Consequences of Forgiven Sin
I was again overcome by the story of David’s sin against Uriah (murder) and Bathsheba (adultery) and God’s response in 2 Samuel 11-12. David acknowledges that the one who has done such a thing deserves to die (12:5). But in the end Nathan says, “The Lord also has taken away your sin; you shall not die” (12:13).
But though the sin is taken away and the death sentence removed, Nathan says, “Nevertheless, because by this deed you have utterly scorned the Lord, the child that is born to you shall die” (12:14). In spite of forgiveness some “penalty” for the sin remains. I put “penalty” in quotes because I think we must distinguish consequences of forgiven sin (v. 13) from consequences of unforgiven sin. The latter are properly called penalties. The former we should probably call “disciplinary consequences.”
That is, they are related to the sin, and they reflect the displeasure of God for the sin, but their aim is not retributive justice. They are not part of condemnation. The aim of the consequences of forgiven sin is not to settle the accounts demanded by retributive justice.
That’s what hell is for. There is a judgment whose purpose is to vindicate the right by paying back the wrong thus establishing equity in God’s kingdom of righteousness. This is done on the cross for those who are in Christ and it is done in hell for those who are not.

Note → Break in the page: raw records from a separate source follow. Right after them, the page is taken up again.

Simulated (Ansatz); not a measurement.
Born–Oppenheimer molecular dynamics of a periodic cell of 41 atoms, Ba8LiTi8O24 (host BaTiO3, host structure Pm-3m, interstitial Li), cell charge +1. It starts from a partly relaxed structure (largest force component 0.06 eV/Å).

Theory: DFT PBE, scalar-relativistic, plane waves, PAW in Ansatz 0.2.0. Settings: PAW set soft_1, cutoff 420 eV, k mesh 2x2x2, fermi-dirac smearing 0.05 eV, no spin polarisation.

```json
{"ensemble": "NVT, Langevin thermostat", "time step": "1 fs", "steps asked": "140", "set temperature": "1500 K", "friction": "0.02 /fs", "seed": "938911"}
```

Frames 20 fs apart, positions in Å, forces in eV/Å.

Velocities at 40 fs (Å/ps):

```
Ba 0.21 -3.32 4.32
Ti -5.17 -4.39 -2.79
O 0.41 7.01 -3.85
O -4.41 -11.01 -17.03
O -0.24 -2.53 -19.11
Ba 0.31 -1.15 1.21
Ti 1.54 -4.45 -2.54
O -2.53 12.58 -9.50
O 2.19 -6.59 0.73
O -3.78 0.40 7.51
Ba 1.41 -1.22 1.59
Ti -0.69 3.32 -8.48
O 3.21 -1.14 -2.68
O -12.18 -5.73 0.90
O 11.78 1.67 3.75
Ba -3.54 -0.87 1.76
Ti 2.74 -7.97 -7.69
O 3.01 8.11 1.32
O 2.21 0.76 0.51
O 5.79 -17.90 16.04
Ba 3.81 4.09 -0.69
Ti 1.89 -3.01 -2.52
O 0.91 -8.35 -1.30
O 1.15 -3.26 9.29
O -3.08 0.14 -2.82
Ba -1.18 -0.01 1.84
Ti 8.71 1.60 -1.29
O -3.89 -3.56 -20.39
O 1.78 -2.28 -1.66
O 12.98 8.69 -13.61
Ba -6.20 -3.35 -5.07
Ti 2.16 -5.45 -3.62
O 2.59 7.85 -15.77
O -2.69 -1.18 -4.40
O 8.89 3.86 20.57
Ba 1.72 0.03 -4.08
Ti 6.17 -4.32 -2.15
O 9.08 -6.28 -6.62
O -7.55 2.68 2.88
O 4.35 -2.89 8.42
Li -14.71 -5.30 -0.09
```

But the aim of God-sent consequences of forgiven sin is not to settle accounts demanded by retributive justice. The aim of the God-sent consequences of forgiven sin are (1) to demonstrate the exceeding evil of sin, (2) to show that God does not take sin lightly even when he lays aside his punishment, (3) to humble and sanctify the forgiven sinner.
Thus Hebrews 12:6 teaches that “the Lord disciplines him whom he loves, and chastises every son whom he receives.”
This is immensely important to teach in a day when there is an imbalance of emphasis on the Father’s forgiving tenderness to the exclusion of the Father’s forgiving toughness. Thus many people have no categories to handle the consequences of the sins in their lives except to become less biblical and God-centered in their interpretation of life.
By the power of truth and the Spirit we must learn to revel in the grace of God, the forgiveness of sins, the hope of glory, the joy of the Lord at the very same time that we may be suffering from the consequences of forgiven sin. We must not equate forgiveness with absence of painful impact. David’s life is a vivid illustration of this truth. May God give us the grace to learn it and live it.